Alda was a member of ‘Compass Players’ in the 1950s. It was an improvisational theater revue and Paul Stills was its director. This was the beginning of Alan Alda’s acting career. From 1958 to 1959, he was a member of an acting company at the Cleveland Play House. This gave him the chance to appear in productions, such as Monique and To Dorothy a Son.

In 1964, he made an appearance opposite Diana Sands in the stage version of The Owl and the Pussycat. The Apple Tree, a musical series on Broadway, gave him the chance to perform with Barbara Harris in 1966. For his role in the series, he had a nomination as Best Actor for the Tony Award.

Television and Hollywood

From 1964 to 1965, he was a part of the television version of That Was The Week That Was. In this American television show, he had the chance to act with David Frost, Buck Henry, and Henry Morgan. His Hollywood debut was in Gone are the Days! as a supporting actor. This was the film version of a Broadway play called Purlie Victorious.

In 1968, Alda appeared as George Plimpton in the movie Paper Lion. He had the chance to perform with Jacqueline Bisset and Barbara Parkins in the occult-murder-suspense thriller The Mephisto Waltz. During this time, he also appeared in What’s My Line? as a panelist. This was the revival of a game show from the CBS Television Network.


An audition in 1972 resulted in his selection for the role of Hawkeye Pierce in the television series M*A*S*H. This was the TV adaptation of a 1970 black comedy film MASH. For his role in this television series, he had 21 Emmy Awards nominations. He won five of them. Alda also had the opportunity to write 19 episodes in this series.

Among them were the series finale Goodbye, Farewell and Amen, which he also had the chance of directing. For the series, he would commute from Los Angeles to New Jersey every weekend. As he didn’t know at the time how long the show would last, he didn’t move his family to Los Angeles. Alda’s father and half-brother also appeared along with him in one of the episodes.

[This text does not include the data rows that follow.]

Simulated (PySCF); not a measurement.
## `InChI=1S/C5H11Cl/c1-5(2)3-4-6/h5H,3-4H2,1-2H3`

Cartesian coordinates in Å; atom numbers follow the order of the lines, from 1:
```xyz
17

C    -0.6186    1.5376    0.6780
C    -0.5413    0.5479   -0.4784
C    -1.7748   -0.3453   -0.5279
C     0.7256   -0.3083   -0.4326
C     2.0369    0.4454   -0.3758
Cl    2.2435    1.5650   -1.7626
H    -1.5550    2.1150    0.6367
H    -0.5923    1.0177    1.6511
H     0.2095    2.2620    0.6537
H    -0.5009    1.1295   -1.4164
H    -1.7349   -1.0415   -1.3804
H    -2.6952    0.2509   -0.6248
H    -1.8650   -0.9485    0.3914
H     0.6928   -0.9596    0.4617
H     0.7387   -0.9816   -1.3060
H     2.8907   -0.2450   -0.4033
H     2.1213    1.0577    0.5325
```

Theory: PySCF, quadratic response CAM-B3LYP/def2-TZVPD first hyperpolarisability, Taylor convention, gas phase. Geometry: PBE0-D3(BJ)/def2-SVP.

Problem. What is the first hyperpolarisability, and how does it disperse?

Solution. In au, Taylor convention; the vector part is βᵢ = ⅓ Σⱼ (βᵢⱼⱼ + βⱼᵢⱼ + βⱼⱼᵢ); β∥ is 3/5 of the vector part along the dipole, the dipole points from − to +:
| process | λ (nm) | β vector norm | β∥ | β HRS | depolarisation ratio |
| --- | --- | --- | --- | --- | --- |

The first five seasons of M*A*S*H was more of a traditional ‘service comedy’. Alda began gaining control over the series as the original writers of the series started leaving gradually. He had become a creative consultant and producer towards the final seasons. The series, which had its foundations in comedy, began assuming a more serious tone under him. It gradually began addressing some political issues.

As a communication trainer

Alda was the founder of Alan Alda Center for Communicating Science in the Stony Brook University. He became a visiting professor at the university in the following year. He also serves on the advisory boards of the Future of Life Institute and World Science Festival. In 2014, he also won recognition from the Society for Technical Communication.

This was in recognition of his work at the annual Flame Challenge and the Center for Communicating Science. While helping scientists communicate more effectively, he had the chance to use his expertise in acting and communication. For his excellent work in science communication, he also won the James T. Grady-James award.

As an actor, he was constantly honing his skills in communicating science on television and stage. He had the opportunity to apply these skills while teaching scientists some innovative communication techniques. In 2021, his pioneering work won him the Distinguished Kavli Science Communicator award.

With this award, the Kavli Foundation recognized his skills in communicating the excitement, marvels, and mystery of science.

Alan Alda Center for Communicating Science

This cross-disciplinary organization helps scientists in learning how to communicate more effectively. Their training at this center helps them immensely in their communications with the media, funders, policymakers, and students. As an actor, writer, and science advocate, Alan Alda was the inspiration behind the founding of this center.

It came up with the ‘Flame Challenge’ in 2012. As a part of this challenge, the scientists had to come up with the best explanation for a flame. It was intended for an audience comprising kids who were 11 years of age. The center also honored Alda in 2013 by giving the center his name.

Alan Alda Center for Communicating Science offers programs that have their roots in the Alda Method. This is a form of communication training, which uses the exercises of improvisational theater. The improvisational workshops are highly beneficial for scientists and researchers and had 15,000 attendees by 2020.